A lot of anglers get confused about what we mean by the “action” of a fishing rod, but it is not that hard to understand.
We created this simple fishing rod action chart to explain the differences between fast, moderate and slow action rods.
Fishing Rod Action Chart
Fishing Rod Action Explained
The first thing to understand is that action is different to power. Action describes how far up the blank the fishing rod begins to bend when force is applied – ie when a fish takes the lure.
Fast Action Rods
Fast action rods begin bending near the rod tip giving the angler great sensitivity and feel.
A fast action rod will bend in the top third of the fishing rod.
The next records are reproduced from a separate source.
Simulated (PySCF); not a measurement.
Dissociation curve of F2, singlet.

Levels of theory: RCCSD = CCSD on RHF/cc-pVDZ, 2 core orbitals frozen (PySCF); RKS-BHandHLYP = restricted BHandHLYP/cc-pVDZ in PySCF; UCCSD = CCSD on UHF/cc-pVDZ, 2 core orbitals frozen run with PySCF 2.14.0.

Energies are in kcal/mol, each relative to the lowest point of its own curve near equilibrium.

These rods are great for flipping and pitching jigs and other single hook lures such as topwater lures.
The added stiffness of a fast action rod means you don’t have to move it very far on the hookset until the rod locks off and doesn’t bend.
This helps drive the hook point home, which is important when fishing a lure with a single hook.
(For more on rod action, check out our companion piece here.)
Moderate Action Rod
A medium or moderate action rod will bend in the top half or so. These are versatile rods that provide reasonable casting distance and good hook-setting power. You can use a moderate action rod for a wide variety of lures – either single hook lures such as topwater frogs and spinnerbaits, to a range of lures with treble hooks. A medium action rod is a versatile piece of fishing gear.
Slow Action Fishing Rods
A slow action rod will bend starting in the lower third of the rod and into the handle
These are great for fishing with crank baits and jerk baits with treble hooks. The supple bend in a slow action fishing rod means you won’t rip the treble hook out of the fish’s mouth before it has grasped the lure. It also provides better cushioning on hookset and when you are fighting the fish to avoid straightening these narrower gauge hooks.
These rods in light power ratings are very whippy and can be great for casting light lures as you can achieve long casts with this kind of fishing rod action.
Rod Bends Explained: Rod Action vs Rod Power
As we have explained, the rod action denotes where on the rod blank the bend starts.
The power of a fishing rod relates to how much it bends when a given force is applied. Fishing rod power can be donated in pounds, which gives you a suggested fishing line weight to use with the rod.
Fishing rod power can also be rated as: ultra light, light, medium or moderate and heavy in terms of power.
You can see from the chart below that a light power fishing rod bends more for a given weight, than a medium power or moderate power rated fishing rod, or a heavy power rated fishing rod, which deflects least of all.
To put it simply, in terms of rod power, the bigger and stronger the fish – and hence the line – you are using, the heavier the power rating of the rod you should use.
Fishing Rod Power Chart
Final thoughts on fishing rod action
As you can see when buying a fishing rod it is important to pay close attention to both fishing rod action and fishing rod power in choosing the right rod. The perfect rod for you will depend on what kind of lures you like to fish, how you like to fish them and the size and type of fish you are pursuing.
Fishing rod action is probably the most important thing to consider. You get away with a rod that is a little underpowered or overpowered, but using a slow action rod in situations where it is difficult to detect the bite, won’t work well. Conversely, using a fast action rod with crankbaits with small trebles is not ideal either unless is it is a light or ultra light rod.
Medium action rods or moderate action rods offer a bit more versatility and are a good choice for those who fish in a range of different ways and don’t want to have a different action fishing rod for each type of fishing.